Fix double delete crash during shutdown
AbandonedPublic

Authored by cullmann on Jun 25 2017, 12:35 PM.

Details

Reviewers
None
Group Reviewers
Frameworks
Summary

See:

https://bugs.kde.org/show_bug.cgi?id=380114

#6 0x00000000028c3780 in ?? ()
#7 0x00007fabbd75a4f6 in qDeleteAll<QList<Phonon::MediaObject*>::const_iterator> (end=..., begin=...) at /opt/local/include/qt5/QtCore/qalgorithms.h:320
#8 qDeleteAll<QList<Phonon::MediaObject*> > (c=...) at /opt/local/include/qt5/QtCore/qalgorithms.h:328
#9 NotifyByAudio::~NotifyByAudio (this=0x24ee390, __in_chrg=<optimized out>) at /opt/local/var/lnxports/build/_opt_local_site-ports_kf5_KF5-Frameworks/kf5-knotifications/work/knotifications-5.32.0/src/notifybyaudio.cpp:47

Avoid that there may be duplicated pointers in the reuse queue.

For notifications themself already a QHash is used, this set should avoid duplicate inserts.

The only way to get dupes IMHO is to have NotifyByAudio::close and NotifyByAudio::onAudioFinished race.

Can some of this signals be queued?

Test Plan

make && make test, thought that seems not to really test this "race".

Diff Detail

Repository
R289 KNotifications
Lint
Lint Skipped
Unit
Unit Tests Skipped
cullmann created this revision.Jun 25 2017, 12:35 PM
Restricted Application added a project: Frameworks. · View Herald TranscriptJun 25 2017, 12:35 PM
rjvbb added a subscriber: rjvbb.Jun 25 2017, 1:14 PM

A priori this should be fine, and it might even address the long standing bug by leaving more time for Phonon objects to "do their thing". It might be an idea though to include a qCDebug() probe that outputs the number of items left for auto-cleanup in m_reusablePhonons.

But what's the official stance on deleting objects (widgets) that have a parent and are thus capable of auto-cleanup? AFAIK one can still delete them explicitly, and if they're reparented during that process they should no longer be included in the cleanup step performed by their original parent's dtor.

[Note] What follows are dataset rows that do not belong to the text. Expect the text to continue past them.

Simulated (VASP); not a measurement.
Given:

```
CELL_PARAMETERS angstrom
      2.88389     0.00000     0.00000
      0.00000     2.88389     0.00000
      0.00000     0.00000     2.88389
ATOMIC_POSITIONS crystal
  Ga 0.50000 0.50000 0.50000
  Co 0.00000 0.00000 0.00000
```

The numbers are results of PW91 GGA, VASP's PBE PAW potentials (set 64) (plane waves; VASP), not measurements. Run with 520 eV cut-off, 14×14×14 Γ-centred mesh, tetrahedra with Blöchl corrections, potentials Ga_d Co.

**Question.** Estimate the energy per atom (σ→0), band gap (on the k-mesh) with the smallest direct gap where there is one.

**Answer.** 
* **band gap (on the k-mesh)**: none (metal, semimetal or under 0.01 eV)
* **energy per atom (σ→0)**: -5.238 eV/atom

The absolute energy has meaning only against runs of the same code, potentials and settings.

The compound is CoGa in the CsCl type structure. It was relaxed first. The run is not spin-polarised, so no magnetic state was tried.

IOW, if you're right, isn't there a bug to address in Phonon::MediaObject?

There can also be another reason *in release builds* for double frees (which your change will probably catch, too): NotifyByAudio::notify() does

Q_ASSERT(!m_notifications.value(m));
m_notifications.insert(m, notification);

and NotifyByAudio::finishNotification() does

    m_notifications.remove(m);
//...
    m_reusablePhonons.append(m);

Release builds do not check if m_notifications already contains the object being added. It seems extremely unlikely that this would ever happen, but apparently the code author thought it could.

cullmann abandoned this revision.Jun 25 2017, 1:31 PM

Hmm, not really, I again just missed that the auto-delete will anyways only happen after the execution of ~NotifyByAudio, my patch just removes the earlier cleanup :/

rjvbb added a comment.EditedJun 25 2017, 1:33 PM
Hmm, not really

Not really what?

And, doh, yes, a double free during auto-cleanup (global destruction) cannot explain a crash in qDeleteAll() called by ~NotifyByAudio...

I don't see how an external action could delete a Phonon object and leave it in the m_reusablPhonons list, so I guess that *if* the crash happens due to a double free it must be due to duplicate entries in that list.

And that might not even be so very unlikely, is QList::takeFirst() thread safe?

Hmm, not really, I again just missed that the auto-delete will anyways only happen after the execution of ~NotifyByAudio, my patch just removes the earlier cleanup :/

cullmann updated this revision to Diff 15850.Jun 25 2017, 1:49 PM
cullmann edited the summary of this revision. (Show Details)

Next try ;=)
Question is, can really such a race happen, that finishNotification triggers duplicate insertion?
At least with a hash set, this won't lead to later issues.

mpyne added a subscriber: mpyne.Jun 25 2017, 3:05 PM
In D6376#119359, @rjvbb wrote:

But what's the official stance on deleting objects (widgets) that have a parent and are thus capable of auto-cleanup? AFAIK one can still delete them explicitly, and if they're reparented during that process they should no longer be included in the cleanup step performed by their original parent's dtor.

There's certainly no stance *against* manually deleting objects that should be automatically cleaned-up, as long as it's done correctly of course. In fact we've had crash bugs before due to automatic destruction deleting objects in the right order (e.g. siblings parented to the same widget, where one child widget makes a call to the other child widget in the course of its destruction -- those have to happen in the right order so the fix was to manually delete them in a safe order).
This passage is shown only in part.